Hate and a Half - BlacKkKlansman
Spike Lee is arguably the most decorated Black filmmaker of all-time, but his track record over the years is filled with as many misfires as hits. For every Do The Right Thing, there is a She Hate Me, working to undo what is still a special legacy. When his films don't quite work, it is largely a function of over-indulgence. He is never shy to 'go for it,' sometimes to the point of excess. Misguided musical interludes, lengthy speeches and over-stylized elements have all cropped up in various forms throughout his career, so any time he is back with a new film, there's always the question whether we will get the 'Good Spike' or the 'Bad Spike.' It doesn’t take long to realize, this is the former through and through. This time, when speeches stretch on in a Tarantino-like fashion, it is actually furthering the feel. The film carries a number of Spike Lee's trademark directorial devices, but none feel overwrought and they are all in service of an inarguably compelling narrative.

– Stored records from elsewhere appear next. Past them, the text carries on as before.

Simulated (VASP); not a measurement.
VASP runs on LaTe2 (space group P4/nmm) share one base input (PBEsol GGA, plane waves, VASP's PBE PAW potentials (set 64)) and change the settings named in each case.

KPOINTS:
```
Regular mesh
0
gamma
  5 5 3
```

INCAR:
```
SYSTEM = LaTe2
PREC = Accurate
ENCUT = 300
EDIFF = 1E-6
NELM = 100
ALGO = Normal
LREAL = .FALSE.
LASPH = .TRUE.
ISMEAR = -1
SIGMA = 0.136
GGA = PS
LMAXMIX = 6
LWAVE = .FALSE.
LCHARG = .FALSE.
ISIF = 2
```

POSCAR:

The premise of the film is that it is based on the true events surrounding a Black police officer infiltrating the Ku Klux Klan. Ron Stallworth (played by John David Washington) is an undercover police officer who one day decides to respond to an ad in the paper soliciting people to join the secretive KKK. Unable to tell that Ron is Black, they agree to meet with him. For obvious reasons, they can't send Ron, so they send his White partner, Flip (played impeccably by Adam Driver). The pair split duties like this (phone and in-person) throughout the movie. Their goal is to investigate any potential violence the KKK might be planning, but they must evade detection at every step.
While the officers are investigating, tensions are growing between the KKK and the Black Student Union at Colorado College. When Ron develops feelings for the President of the Black Student Union, he must work to protect her from the KKK without revealing himself as an officer because she has as much contempt for law enforcement as the KKK has for Black people.
If separating out what did and didn't happen in a story like this is important to you, this one will give you a headache. Most of the story is invented for entertainment purposes. The central premise--Black officer infiltrates KKK--is true, but the rest is meant to maximize the drama--and does it ever.
The film takes twists and turns that reveal layers to various characters that truly give the story gravity. Flip, for instance, ends up being a deeply conflicted Jewish man with his own questions of identity; Ron ends up contemplating his place in his own community when no matter how noble his work is, his profession still makes him the enemy to many Black people. Throughout the film, wedge issues like the Vietnam War are used to ask difficult questions about identity and allegiance.
There is a lot to love here, but more than anything, Adam Driver's performance is truly special. Every time he is on screen, the stakes feel amplified. His character's convictions are doubly tested as he can, in many ways, blend in and become the face of a member of the KKK, even if his Jewish heritage would actually make him their enemy. There are scenes here that ratchet up the stakes and Driver meets them head on in a way few actors could. If there is one thing from this movie that deserves recognition, his performance is it.
If the film has a weakness, it is in the somewhat cartoonish nature of its villains. During most of the movie, their zealotry comes across as maniacal but realistic. The Third Act brings with an almost wacky level of evil that takes a little of the bite away from their villainy. Yes, there were and are people this evil, but some of their over the top glee made the action feel forced. But Lee had a point to prove, and prove it he does. This isn't hitting the audience over the head with a message, this is burying them under a mountain of messages. The contemporary commentary is impossible to miss, as characters do everything but break the fourth wall to tell you what they mean.
But regardless of how obvious some of the messaging is (looking at you, Harry Belafonte sequence), the film represents an achievement in conveying complex ideas. So much of the racial divide we experience today is a function of talking past one another. It's often not that one group hates another--it's more that they don't understand one another. We see concepts like Black Pride mistaken for a threat of violence and Black Joy mistaken for some form of provocation. It is those notes that the movie thoroughly nails. Even if we don't then need footage from Charlottesville's Unite The Right rally, that the film settles there can be forgiven. This is Spike Lee, after all.